Agreed on both counts. Will address.

> > +	} while (success == 0);
> > +
> > +	return old_head.top;
> > +#endif
> > +}
> > +
> > +#endif /* _RTE_STACK_C11_MEM_H_ */
> > --
> > 2.13.6
  
Eads, Gage April 1, 2019, 12:06 a.m. UTC | #4
> -----Original Message-----
> From: Eads, Gage
> Sent: Friday, March 29, 2019 2:25 PM
> To: Honnappa Nagarahalli <Honnappa.Nagarahalli@arm.com>;
> dev@dpdk.org
> Cc: olivier.matz@6wind.com; arybchenko@solarflare.com; Richardson, Bruce
> <bruce.richardson@intel.com>; Ananyev, Konstantin
> <konstantin.ananyev@intel.com>; Gavin Hu (Arm Technology China)
> <Gavin.Hu@arm.com>; nd <nd@arm.com>; thomas@monjalon.net; nd
> <nd@arm.com>; Thomas Monjalon <thomas@monjalon.net>
> Subject: RE: [PATCH v3 6/8] stack: add C11 atomic implementation
> 
> [snip]
> 
> > > +static __rte_always_inline void
> > > +__rte_stack_lf_push(struct rte_stack_lf_list *list,
> > > +		    struct rte_stack_lf_elem *first,
> > > +		    struct rte_stack_lf_elem *last,
> > > +		    unsigned int num)
> > > +{
> > > +#ifndef RTE_ARCH_X86_64
> > > +	RTE_SET_USED(first);
> > > +	RTE_SET_USED(last);
> > > +	RTE_SET_USED(list);
> > > +	RTE_SET_USED(num);
> > > +#else
> > > +	struct rte_stack_lf_head old_head;
> > > +	int success;
> > > +
> > > +	old_head = list->head;
> > This can be a torn read (same as you have mentioned in
> > __rte_stack_lf_pop). I suggest we use acquire thread fence here as
> > well (please see the comments in __rte_stack_lf_pop).
> 
> Agreed. I'll add the acquire fence.
> 

On second thought, an acquire fence isn't necessary. The acquire fence in __rte_stack_lf_pop() ensures the list->head is ordered before the list element reads. That isn't necessary here; we need to ensure that the last->next write occurs (and is observed) before the list->head write, which the CAS's RELEASE success memorder accomplishes.
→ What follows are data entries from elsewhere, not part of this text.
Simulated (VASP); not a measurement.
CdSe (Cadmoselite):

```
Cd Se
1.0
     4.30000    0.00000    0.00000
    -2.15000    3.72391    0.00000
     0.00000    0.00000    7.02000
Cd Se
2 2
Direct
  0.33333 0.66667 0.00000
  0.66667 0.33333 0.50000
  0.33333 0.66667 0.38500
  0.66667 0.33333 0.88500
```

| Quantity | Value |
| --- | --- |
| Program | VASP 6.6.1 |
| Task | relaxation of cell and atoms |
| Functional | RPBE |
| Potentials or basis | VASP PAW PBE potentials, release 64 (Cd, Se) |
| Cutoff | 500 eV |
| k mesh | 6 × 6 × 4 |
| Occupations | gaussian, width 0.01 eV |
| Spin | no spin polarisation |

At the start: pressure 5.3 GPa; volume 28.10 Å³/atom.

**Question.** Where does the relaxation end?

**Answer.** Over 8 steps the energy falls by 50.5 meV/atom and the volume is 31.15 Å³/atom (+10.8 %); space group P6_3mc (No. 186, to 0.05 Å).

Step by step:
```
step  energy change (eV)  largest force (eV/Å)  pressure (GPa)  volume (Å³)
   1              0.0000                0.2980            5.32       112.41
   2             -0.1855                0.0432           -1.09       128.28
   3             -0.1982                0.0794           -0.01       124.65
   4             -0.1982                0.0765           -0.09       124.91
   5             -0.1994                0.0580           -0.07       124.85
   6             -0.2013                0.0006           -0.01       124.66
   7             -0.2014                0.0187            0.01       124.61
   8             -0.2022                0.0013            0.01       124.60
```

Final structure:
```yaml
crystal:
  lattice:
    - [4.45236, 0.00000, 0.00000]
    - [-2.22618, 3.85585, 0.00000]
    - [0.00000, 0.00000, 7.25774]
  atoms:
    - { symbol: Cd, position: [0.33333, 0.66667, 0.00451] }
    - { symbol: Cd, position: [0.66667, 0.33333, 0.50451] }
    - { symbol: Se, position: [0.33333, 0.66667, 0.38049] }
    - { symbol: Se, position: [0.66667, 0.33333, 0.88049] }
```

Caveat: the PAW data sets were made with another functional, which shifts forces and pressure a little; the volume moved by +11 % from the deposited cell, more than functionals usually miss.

If a torn read occurs, the CAS will fail and will atomically re-load &old_head.
  
Honnappa Nagarahalli April 1, 2019, 7:06 p.m. UTC | #5
> > Subject: RE: [PATCH v3 6/8] stack: add C11 atomic implementation
> >
> > [snip]
> >
> > > > +static __rte_always_inline void
> > > > +__rte_stack_lf_push(struct rte_stack_lf_list *list,
> > > > +		    struct rte_stack_lf_elem *first,
> > > > +		    struct rte_stack_lf_elem *last,
> > > > +		    unsigned int num)
> > > > +{
> > > > +#ifndef RTE_ARCH_X86_64
> > > > +	RTE_SET_USED(first);
> > > > +	RTE_SET_USED(last);
> > > > +	RTE_SET_USED(list);
> > > > +	RTE_SET_USED(num);
> > > > +#else
> > > > +	struct rte_stack_lf_head old_head;
> > > > +	int success;
> > > > +
> > > > +	old_head = list->head;
> > > This can be a torn read (same as you have mentioned in
> > > __rte_stack_lf_pop). I suggest we use acquire thread fence here as
> > > well (please see the comments in __rte_stack_lf_pop).
> >
> > Agreed. I'll add the acquire fence.
> >
> 
> On second thought, an acquire fence isn't necessary. The acquire fence in
> __rte_stack_lf_pop() ensures the list->head is ordered before the list element
> reads. That isn't necessary here; we need to ensure that the last->next write
> occurs (and is observed) before the list->head write, which the CAS's RELEASE
> success memorder accomplishes.
> 
> If a torn read occurs, the CAS will fail and will atomically re-load &old_head.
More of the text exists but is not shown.